Schultz9927t wrote:The Shure SE-215cl’s are rated an impedance of 17 ohms thus leading me to think that amplification is not need to drive them.
I have no idea why you're led to think that... but you're completely wrong! A headphone amplifier is most definitely required.
The specs for the HP2 are a little odd...
They quote a max input level of +4dBV which is only +6dBu... although the input actually limits at +5dBu (see below), so getting the gain structuring right from your console will be important as it will be very easy to overload the amp inputs if you're not careful.
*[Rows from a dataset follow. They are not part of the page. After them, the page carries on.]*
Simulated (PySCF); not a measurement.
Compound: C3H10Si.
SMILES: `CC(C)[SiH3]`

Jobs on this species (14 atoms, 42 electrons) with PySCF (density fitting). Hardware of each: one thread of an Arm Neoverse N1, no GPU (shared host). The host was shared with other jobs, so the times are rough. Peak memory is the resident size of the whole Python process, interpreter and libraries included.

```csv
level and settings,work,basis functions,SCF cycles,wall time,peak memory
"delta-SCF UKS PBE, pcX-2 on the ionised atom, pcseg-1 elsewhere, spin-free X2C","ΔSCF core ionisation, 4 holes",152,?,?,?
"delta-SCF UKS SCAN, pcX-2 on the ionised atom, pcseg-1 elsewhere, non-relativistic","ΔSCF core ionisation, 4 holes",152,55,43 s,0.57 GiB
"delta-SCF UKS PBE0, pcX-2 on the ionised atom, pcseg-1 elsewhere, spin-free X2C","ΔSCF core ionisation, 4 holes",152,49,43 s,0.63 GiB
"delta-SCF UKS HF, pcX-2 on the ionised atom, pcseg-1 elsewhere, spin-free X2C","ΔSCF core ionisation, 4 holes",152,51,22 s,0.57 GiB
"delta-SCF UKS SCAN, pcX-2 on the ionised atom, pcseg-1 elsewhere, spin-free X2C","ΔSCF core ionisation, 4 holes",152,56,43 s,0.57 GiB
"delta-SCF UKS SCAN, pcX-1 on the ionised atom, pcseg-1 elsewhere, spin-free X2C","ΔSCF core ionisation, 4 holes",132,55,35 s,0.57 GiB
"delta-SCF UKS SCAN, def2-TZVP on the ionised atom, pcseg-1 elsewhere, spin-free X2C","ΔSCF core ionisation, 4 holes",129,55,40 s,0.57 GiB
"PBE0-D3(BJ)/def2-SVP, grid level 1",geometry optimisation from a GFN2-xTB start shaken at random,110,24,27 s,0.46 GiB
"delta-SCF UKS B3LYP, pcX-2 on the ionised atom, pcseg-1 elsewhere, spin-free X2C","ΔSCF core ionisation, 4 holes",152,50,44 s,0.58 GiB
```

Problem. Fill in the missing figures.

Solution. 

Oddly... having defined the max input level in terms of dBV, Presonsus bizarrely choose to describe the input limit level in terms of dBm. However, dBm is only a relevant term in this context if the input impedance is 600 Ohms, but it's actually 15kOhms... so someone has got themselves in quite a muddle somewhere.
Moving on, the output power is quoted as 50mW per channel with a 20 Ohm load, and that's fine as your Shures are close to that at 17 Ohms -- which is also comfortably above the 12 Ohm minimum impedance* for the amp. So there's no impedance issue to worry about.... *except that I see in the user manual they state the minimum impedance is 16 Ohms and it is possible that the Shures dip below that at some frequencies. I'd be surprised if that is the cause of any problems, though.
The sensitivity of the Shure SE-215CL is pretty high at 107dB/mW, which means with the HP2 amp running flat out you should be able to generate around 123dB SPL into the performers' ears which ought to be more than loud enough... That is the notional threshold of pain, after all!
So I suspect any distortion you're getting is most probably due to over-driving the headphone amp inputs, rather than mismatching between earphone and amp.
If users are complaining that it's not going loud enough, check their earpieces for wax blockages and that they're fitting the earpieces correctly.